It’s been another big week for the cannabis plant on Capitol Hill. This time, senators, administrators and advocates discussed what the hemp industry needs to succeed.

On July 25, the Senate Agriculture Committee held a landmark hearing called “Hemp Production and the 2018 Farm Bill,” in order to gather more information about what the federal government needs to do to ensure the smooth implementation of hemp legalization. 

The hearing was the first dedicated Senate hearing on hemp relating to the implementation of the 2018 Farm Bill. It was especially timely, given that the FDA recently held a public comment period on hemp and CBD legalization. Overall, there was a lot of great content in the hearing. Here is a brief overview, with a few noted takeaways. 

The hearing began with opening statements from the Senate Agriculture Chairman Pat Roberts (R-KS), ranking member Debbie Stabenow (D-MI), and special guest Senate Majority Leader Mitch McConnell (R-KY). All of these senators took time to talk about the history of hemp farming in the U.S. The statements were followed by two expert panels and questioning. Here is the full video of the Senate Agriculture hearing.

With this hearing, hemp has hit a new milestone. Just 24 hours before this hearing, the Senate Banking Committee held a hearing on cannabis banking. Together with Thursday’s hearing dedicated to hemp production, it became clear that Congress has cannabis at the top of their desk.

How Much Progress Has the Federal Government Made on Hemp Regulations?

The first panel was comprised of high ranking officials from the USDA, EPA, and FDA, including Greg Ibach, a USDA undersecretary who has been leading the charge for hemp implementation within the USDA, and Dr. Amy Abernethy, deputy FDA commissioner and co-chair of the FDA’s CBD working group.

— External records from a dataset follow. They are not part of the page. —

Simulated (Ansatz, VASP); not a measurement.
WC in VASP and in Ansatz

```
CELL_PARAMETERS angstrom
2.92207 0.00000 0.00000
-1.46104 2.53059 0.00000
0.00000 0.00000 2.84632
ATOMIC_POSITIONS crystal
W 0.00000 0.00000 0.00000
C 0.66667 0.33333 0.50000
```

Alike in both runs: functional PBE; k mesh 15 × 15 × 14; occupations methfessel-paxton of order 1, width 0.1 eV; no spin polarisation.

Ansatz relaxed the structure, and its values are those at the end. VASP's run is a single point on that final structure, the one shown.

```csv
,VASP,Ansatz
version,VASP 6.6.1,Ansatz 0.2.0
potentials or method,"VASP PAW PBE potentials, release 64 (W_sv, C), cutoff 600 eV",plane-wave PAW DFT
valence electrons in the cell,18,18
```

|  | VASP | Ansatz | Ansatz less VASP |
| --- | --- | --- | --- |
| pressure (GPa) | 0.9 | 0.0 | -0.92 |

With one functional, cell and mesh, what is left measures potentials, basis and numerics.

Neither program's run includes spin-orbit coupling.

The first panel showed the progress that federal offices have made to promote and implement hemp production as directed by the 2018 Farm Bill. The USDA has held webinars and issued guidance through General Counsel, and is currently in the process of inter-agency review for the interim final rule.

The EPA has held an open meeting about hemp and pesticides, because EPA is also a part of hemp implementation. For better or for worse, pesticides are a big part of American agriculture. Farmers rely on pest control, especially as they scale in acreage. EPA is currently reviewing at least ten requests for the use of conventional pesticides on industrial hemp.

Dr. Amy Abernethy, co-chair of the FDA’s CBD working group, gives her testimony.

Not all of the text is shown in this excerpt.